Wilson v. Bratton

—Order and judgment (one paper), Supreme Court, New York County (Phyllis GangelJacob, J.), entered on or about April 14, 1998, which confirmed a Referee’s report, granted the petition, and ordered petitioner reinstated to the position of police officer, with back pay to May 11, 1995, unanimously reversed, on the law and the facts, without costs, the Referee’s report rejected, the petition denied and the proceeding dismissed.

Petitioner, a New York City police officer who was on dismissal probation at the time of the incidents leading to her termination, alleged that she was terminated in bad faith, and the Referee so found. The IAS Court confirmed the report. However, there is no support in the record for this conclusion.

On December 1, 1993, petitioner was placed on dismissal probation after she was found unfit for duty because she was intoxicated. Since joining the police, force in 1980, she had accumulated a prior disciplinary record which included the commission of an assault while on duty, two incidents of being out of residence while on sick report, and a pattern of chronic lateness. Though she could have been terminated for the incident involving the intoxication, she was placed on dismissal probation for one year. She signed an agreement acknowledging that “[d]uring this period the Police Commissioner may impose the penalty of Dismissal at any time without further proceedings, pursuant to Administrative Code Section 14-115 (d)”.

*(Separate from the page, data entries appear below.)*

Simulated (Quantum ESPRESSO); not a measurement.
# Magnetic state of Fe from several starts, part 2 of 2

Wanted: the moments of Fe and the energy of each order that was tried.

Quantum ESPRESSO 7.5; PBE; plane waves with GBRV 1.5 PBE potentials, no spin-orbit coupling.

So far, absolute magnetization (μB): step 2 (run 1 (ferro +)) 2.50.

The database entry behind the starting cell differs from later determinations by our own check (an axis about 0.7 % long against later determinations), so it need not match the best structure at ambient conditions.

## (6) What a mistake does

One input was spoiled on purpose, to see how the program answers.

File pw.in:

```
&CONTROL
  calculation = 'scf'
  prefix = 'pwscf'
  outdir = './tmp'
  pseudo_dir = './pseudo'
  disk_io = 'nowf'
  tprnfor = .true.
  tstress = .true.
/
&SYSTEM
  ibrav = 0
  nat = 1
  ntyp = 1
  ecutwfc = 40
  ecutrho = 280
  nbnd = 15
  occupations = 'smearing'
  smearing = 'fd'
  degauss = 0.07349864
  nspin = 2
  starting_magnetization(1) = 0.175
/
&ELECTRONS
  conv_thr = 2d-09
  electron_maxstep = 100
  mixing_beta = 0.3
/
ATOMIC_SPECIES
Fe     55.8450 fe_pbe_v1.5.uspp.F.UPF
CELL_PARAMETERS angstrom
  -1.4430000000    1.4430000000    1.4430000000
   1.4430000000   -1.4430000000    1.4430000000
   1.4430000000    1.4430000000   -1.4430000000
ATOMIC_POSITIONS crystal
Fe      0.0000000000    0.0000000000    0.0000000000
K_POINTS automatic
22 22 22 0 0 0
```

The one-year duration of petitioner’s probation was extended during the period she was on restricted duty, which encompassed all periods relevant to this action. Between April 1994 *141and March 1995, her commanding officer, Captain Jeffrey Mishula, brought at least five “command disciplines” against her. A command discipline is brought when an officer is late three times within a three-month period. Thus, petitioner was apparently late for duty at least 15 times in the last year of her probation. Her commanding officer warned her that continued tardiness could lead to her dismissal.

On March 7, 1995, petitioner was at least an hour late for her appointment with Dr. Linda Intranuovo of the Psychological Services Unit. Petitioner alleged that she got lost, though this was not her first visit to the office. According to the doctor, petitioner falsely signed in as having arrived at 11:00 a.m., although she really arrived at 11:14 a.m. Petitioner now denies arriving at 11:14 a.m. or intentionally recording a false time, despite having corrected the doctor’s sign-in book when the alleged error was called to her attention. Significantly, though, petitioner does not dispute that she arrived no sooner than 11:00 a.m. for a 10:00 a.m. appointment.

Because of this final lateness incident, petitioner was terminated without a hearing. She brought the instant CPLR article 78 petition, claiming that the Police Department had acted in bad faith by agreeing to Captain Mishula’s recommendation of dismissal without independently investigating the facts.

The Referee concluded that petitioner’s superiors showed bad faith when they failed to question the truth or seriousness of the charges and specifications prepared by Captain Mishula. The court, in confirming the report, also found it significant that no formal charges were served on petitioner before her summary termination, notwithstanding the uncontroverted evidence that it was Police Department practice not to serve charges on officers who were on dismissal probation. The court and the Referee inexplicably ignored petitioner’s tacit admission that she was an hour late to the appointment, focusing instead on the disputed 14 minutes. Finally, the court improperly considered testimony from petitioner’s unemployment insurance hearing, which is not admissible in court proceedings (Labor Law § 537 [1]; Matter of Beacham v Brown, 215 AD2d 334, 335, lv denied 87 NY2d 801).

The result was based on a clear misreading of the record, which shows that respondents had ample grounds to terminate petitioner and gave her numerous opportunities to improve her performance. Absent bad faith, a municipal agency may summarily terminate a probationary employee for any reason (Matter of Beacham v Brown, supra), as petitioner acknowl*142edged when she signed the agreement to dismissal probation in 1993. Lateness is sufficient grounds to terminate a probationer’s employment (Matter of Butler v Abate, 204 AD2d 171, 172), particularly where, as here, petitioner’s late arrival at Dr. Intranuovo’s office was merely the last in a long series of such episodes.

Petitioner claims that the Police Department should have investigated the incident further before terminating her based on Captain Mishula’s assertions. However, there was nothing else to investigate. Even leaving aside the contested 14 extra minutes and petitioner’s allegedly false entry in Dr. Intranuovo’s sign-in book, there is no denying that petitioner was an hour late for the appointment. Petitioner’s previous citations for lateness and her other disciplinary Infractions were a matter of record with the Department, lending credibility to Captain Mishula’s statements. Thus, the Department was reasonably entitled to rely on petitioner’s history in deciding to follow Captain Mishula’s recommendations (see, Matter of Rainey v McGuire, 111 AD2d 616, 619).

As petitioner herself agreed by signing the 1993 agreement, she could have been fired “at any time without further proceedings, pursuant to Administrative Code Section 14-115 (d)”. Having failed to fulfill her responsibilities after being given numerous chances by respondents, she has no basis to argue that she was terminated in bad faith. Concur — Sullivan, J. P., Rosenberger, Lerner, Rubin and Andrias, JJ.